Andrew Wetzel's Musings

June 3, 2017

Absorption Rate and Inventory Levels

Filed under: Uncategorized — awetzel @ 5:25 PM

Like most things in life, Real Estate has its own “language”. Some of it is expressed as an acronym like DOM or “days on the market” whereas some is unique language like “absorption rate” which sounds obvious until you ask a few people what it means.

We all hear about “inventory” level which, presumably we all know, means the number of houses available on the market in a defined area. But, is that relevant? What does it measure? If I told you that one area had 50 houses on the market while another had 75 what would you derive from those numbers? You might think there were more choices.

A key statistic is “absorption rate” which tells you something about how fast the buying public is consuming the available inventory. Days on the market will tell you how long the houses have sat on the market and, hopefully, the listing “status” will tell you whether a house is really available to see and buy.

Absorption rate can be expressed both in terms of how many houses are selling per month (I mean settled or closed, not just placed under contract) and in terms of how many months of supply are available. The nuance is how you “do the math”.  I recently taught an SRS (Seller Representative Specialist) designation course and explained the technical definition, got it affirmed by the class, and then told them my version. Hmmm. Realistically, both have their limitations!

Technically you need to start by looking at how many sales you had over a given period of time. The time frame has to be long enough to be statistically significant. Looking back one month is meaningless as is not knowing the time of year, the weather or if a national event has impacted the market. Just ask anyone who sold Real Estate around 9-11 or in 2008. Many of us tried to grasp what was happening. Then you need to do the math to see how many sold per month and then compare that number to how many houses are presently on the market.

For example, let’s say that 48 houses sold during the past 6 months.  That means that, on average, 8 houses sold per month. You can look at the settled dates to see the trends if you want. Then suppose there are 24 houses on the market. That would mean that you have roughly a 3-month supply of houses on the market. But do you?

First, what is an “active” listing? In my area we have houses that are technically “under contract” where the seller is still showing the house. Are they really available to buy? We also have some shrewd practitioners who do not change the listing status at all until after inspections so are they really active? There is no easy answer so I will stipulate that you will always have some aberrations within the statuses and there is no way to know all of the details. Also, my MLS allows us 3-business days to change statuses anyway so even the best of intentions muddies the water.

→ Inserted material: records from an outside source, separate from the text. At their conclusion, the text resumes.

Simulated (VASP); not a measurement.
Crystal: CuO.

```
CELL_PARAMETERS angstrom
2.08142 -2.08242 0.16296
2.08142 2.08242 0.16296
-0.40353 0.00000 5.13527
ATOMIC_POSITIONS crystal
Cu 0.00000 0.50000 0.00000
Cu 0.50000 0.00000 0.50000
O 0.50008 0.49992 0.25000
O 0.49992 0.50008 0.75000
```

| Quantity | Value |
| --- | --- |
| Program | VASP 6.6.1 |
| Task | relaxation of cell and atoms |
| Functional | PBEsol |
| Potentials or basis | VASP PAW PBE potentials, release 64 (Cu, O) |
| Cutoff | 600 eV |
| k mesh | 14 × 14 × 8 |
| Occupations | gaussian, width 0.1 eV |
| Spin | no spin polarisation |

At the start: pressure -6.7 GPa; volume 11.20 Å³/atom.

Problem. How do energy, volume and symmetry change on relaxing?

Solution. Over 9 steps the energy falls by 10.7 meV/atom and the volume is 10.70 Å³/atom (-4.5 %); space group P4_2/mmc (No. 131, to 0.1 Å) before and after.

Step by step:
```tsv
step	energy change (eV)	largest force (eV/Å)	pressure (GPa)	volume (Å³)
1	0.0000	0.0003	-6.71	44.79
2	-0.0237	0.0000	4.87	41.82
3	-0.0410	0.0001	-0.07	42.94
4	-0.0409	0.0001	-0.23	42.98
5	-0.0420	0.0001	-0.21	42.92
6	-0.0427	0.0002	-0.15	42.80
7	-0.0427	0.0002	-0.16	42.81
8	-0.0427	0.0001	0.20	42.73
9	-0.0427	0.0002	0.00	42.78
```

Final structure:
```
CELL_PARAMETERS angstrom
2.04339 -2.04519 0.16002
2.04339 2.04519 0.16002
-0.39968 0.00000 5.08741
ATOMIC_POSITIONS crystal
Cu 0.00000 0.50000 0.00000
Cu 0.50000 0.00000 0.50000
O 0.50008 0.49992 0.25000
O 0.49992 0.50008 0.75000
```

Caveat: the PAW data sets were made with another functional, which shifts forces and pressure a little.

What about “pending” properties? The technical definition ignores them as if they are a “gray” area. Are they? I guess that depends on the ratio of pending properties that settle compared to those sales that fall through. Either way, since I look at absorption rate as a measure of “turnover”, I count pending properties as settled since they went under contract. If a sale falls through so be it. I just cannot ignore them completely.

Back to my example above, it is my humble opinion that a market selling an average of 6 houses each month is vastly different from one which is doing the same but has 12 pending properties. In the latter example, the 48 settled combined with 12 pending means that 60 properties came off the market during the prior 6 months which in turn means that 10 are removed on average each month. In that case, having 24 available houses means that there is only a 2.4 months supply of available houses. That may or may not appear significant but it is different.

During the SRS class we also discussed the technical definition of a buyer’s vs. a seller’s market. I subscribe to the thought that a 3-month supply is a “normal” or balanced market, again depending on time of year, etc. Less than that is a seller’s market; more is a buyer’s market.

So, how do you use this information? First, there is no guarantee that every house will sell but, by doing the math, listing agents can better “position” their seller-clients to know what to expect. Same goes for buyer agents. Knowing market statistics and how they relate to reality will help. Of course there are other issues like pricing and marketing but it helps to know if a market, generally speaking, is moving fast or slow so that you can react accordingly when looking at specific listings. If a market is moving fast and you are not generating interest, your underlying problem may be quite different if your market was moving slowly. Some markets seem to defy adjustments to pricing and marketing. In those cases, you need a good rapport with your client because you may be working together longer than expected.